I love an apple and blackberry crumble, my granny was famous for them, I think she made them for every family get together for about twenty years, until someone dared to say they might like something different and she went on crumble strike for ever more, we ate lemon syllabub for every meal from then on, and no one made any more comments... A cobbler is a kind of crumble that came about in the Second World War as they use lots of filling but less butter and topping than a traditional crumble, they are essentially lots of little biscuits joined together to form a crust. Delicious little lemony biscuits...
This is a St John recipe, from their book Beyond Nose to Tail, and it serves 6. If you start with the pastry so it can chill in the fridge for a while. Use a big bowl and combine 225g of self raising flour and 100g of unsalted butter cut into little cubes, rub the butter into the flour until it is like breadcrumbs. Then add 50g of caster sugar, the juice and zest of half a lemon and a lightly beaten egg. Mix it all together into a dough and add a little milk to make a soft dough, I only needed a tablespoon or so. Wrap the dough in cling film and leave it in the fridge for 3-4 hours.

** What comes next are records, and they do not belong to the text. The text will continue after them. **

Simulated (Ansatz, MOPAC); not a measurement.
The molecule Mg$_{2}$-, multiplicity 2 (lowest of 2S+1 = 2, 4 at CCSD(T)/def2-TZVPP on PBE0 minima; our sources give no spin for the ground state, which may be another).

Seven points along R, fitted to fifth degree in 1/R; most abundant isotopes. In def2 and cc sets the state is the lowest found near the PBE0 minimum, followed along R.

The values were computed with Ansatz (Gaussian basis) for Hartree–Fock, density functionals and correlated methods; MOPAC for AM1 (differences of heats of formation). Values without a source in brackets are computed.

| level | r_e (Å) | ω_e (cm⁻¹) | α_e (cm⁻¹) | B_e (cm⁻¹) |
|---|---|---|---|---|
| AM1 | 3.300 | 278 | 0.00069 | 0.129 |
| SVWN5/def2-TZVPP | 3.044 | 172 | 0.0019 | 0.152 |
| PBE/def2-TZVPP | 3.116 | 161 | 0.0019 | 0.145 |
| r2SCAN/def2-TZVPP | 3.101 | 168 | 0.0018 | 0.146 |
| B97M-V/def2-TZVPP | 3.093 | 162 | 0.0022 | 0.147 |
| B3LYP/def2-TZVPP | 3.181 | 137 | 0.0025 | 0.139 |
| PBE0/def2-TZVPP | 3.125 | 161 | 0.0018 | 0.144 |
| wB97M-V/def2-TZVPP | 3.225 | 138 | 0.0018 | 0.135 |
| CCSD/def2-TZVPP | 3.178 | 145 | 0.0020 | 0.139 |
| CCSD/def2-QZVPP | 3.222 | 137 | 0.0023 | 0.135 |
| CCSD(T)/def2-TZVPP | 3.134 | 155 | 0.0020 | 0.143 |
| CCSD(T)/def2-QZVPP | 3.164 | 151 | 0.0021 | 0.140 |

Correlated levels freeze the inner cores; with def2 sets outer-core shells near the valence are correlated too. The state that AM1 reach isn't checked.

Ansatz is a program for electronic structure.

Then the apples, 6 cooking apples; peel, core and dice into small pieces and add to a pan with 50g of unsalted butter, 75g of brown sugar, the juice and zest of a lemon and cook on a gentle heat until soft. Remove them from the heat and stir in about 250g of blackberries. Put the fruit into a pie dish, and top with circles of the chilled pastry, either cut with a pastry cutter or rolled into balls and flattened. Finally brush the top with a beaten egg, sprinkle with brown sugar and bake at 180°C for 30 minutes.
The pastry 'biscuits' are delicious sweet and lemony, with soft stewed fruit melting into them, sweet apple and tangy ripe black berries. Serve with cream, crème fraiche or custard. A dead tasty autumn pudding.